Brand newbie feedback on stock and buyouts

I wanted to write this up before I read the forums or keep playing and figure this out.

It's hard to determine the outcome of buying shares, especially in the late game. For instance: two companies remain. I own most of the other, and most of my own. They buy out the last of my stock, and I'm fired. I have no idea what happened -- and that may not even have been what occurred, but it's how I was reading the relative shares. I don't have a concrete suggestion on how to resolve that besides throwing up a "buying this will end the game with you being fired: go do x, y, or z" warning.

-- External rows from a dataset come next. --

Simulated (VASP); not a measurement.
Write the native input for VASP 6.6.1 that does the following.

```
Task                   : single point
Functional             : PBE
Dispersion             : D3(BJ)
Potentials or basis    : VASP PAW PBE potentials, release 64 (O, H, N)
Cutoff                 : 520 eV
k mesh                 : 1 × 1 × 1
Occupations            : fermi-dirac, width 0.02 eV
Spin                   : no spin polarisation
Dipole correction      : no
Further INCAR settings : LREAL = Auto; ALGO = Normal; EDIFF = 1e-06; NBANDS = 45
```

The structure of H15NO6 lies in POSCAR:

And conceptually, here's what's causing brain pain:

- I thought that it would be *majority* share that mattered for control, and let off the gas when I had 50%+

- I don't understand why it's that last chunk being bought that triggers everything, since in real life if I own 80% and my opponent 10% of a company, they're borked.

- As a result of those, I feel like I'm lost about what to do except when it's "buy all of the other person's stock and shut them down"

- The changes in valuation are confusing: if my company uses cash that was part of its previous valuation to buy another company, if both were fairly valued, neither company's fundamental valuation should change -- any change should just be perception

- In real life, if I'm a company and I buy back x% of my shares, I don't own those at all -- they're retired, and the price/share of the outstanding ones goes up. I don't understand why this isn't the case here

 

I felt like I got through the intro and entirely understood claims, and enough to start figuring out managing debt and resources, but the thing that wins and loses the game is entirely beyond me right now. And if people can't understand why they're winning or losing, well... that's no good.

 

4,071 views 3 replies
Reply #1 Top

If it helps, Imagine that the "buyable" shares are only 51% of the "total" shares.  You only win when you get "all" the shares, because hidden from the screen is the rest of the shares that you dont have to buy, cause you only need 51%.

 

But (I assume) some simplification of the whole "shares" thing had to be done, for either or both of balance or gameplay reasons.

 

Because, lets imagine 2 players both own "all" of their shares. Great, now they are private companies, and cant be brought out, and we have a stalemate.  Not great for a game designed to be a competitive multiplayer game.

Reply #2 Top

I think the share purchase and buyout mechanic is pretty good, but it's counterintuitive because it doesn't work like real stock. New players need it explained to them, and I'm not sure what a good way to do that in-game is.

Reply #3 Top

There is definately something wrong with it.  I went four on one against the UI and I owned 80% of 3 UI's companies yet the 4th UI took all three somehow AND killed me even though I had twice the money and resources.  Once you are locked into a position where neither can buy the other persons stock there is no end game, the UI just wins by default.  I can't even figure out the end game on single player after I make 12/12, vast resources, still lose.  I even tried violence since I cannot figure out the win using stocks when I own ALL of my stock and most of theirs.

 

EDIT: I found my issue.  When you are stalemated you should be able to hover your cursor over the + symbol when all their stock is out and it will give you a total buyout price.  This was not showing up for me.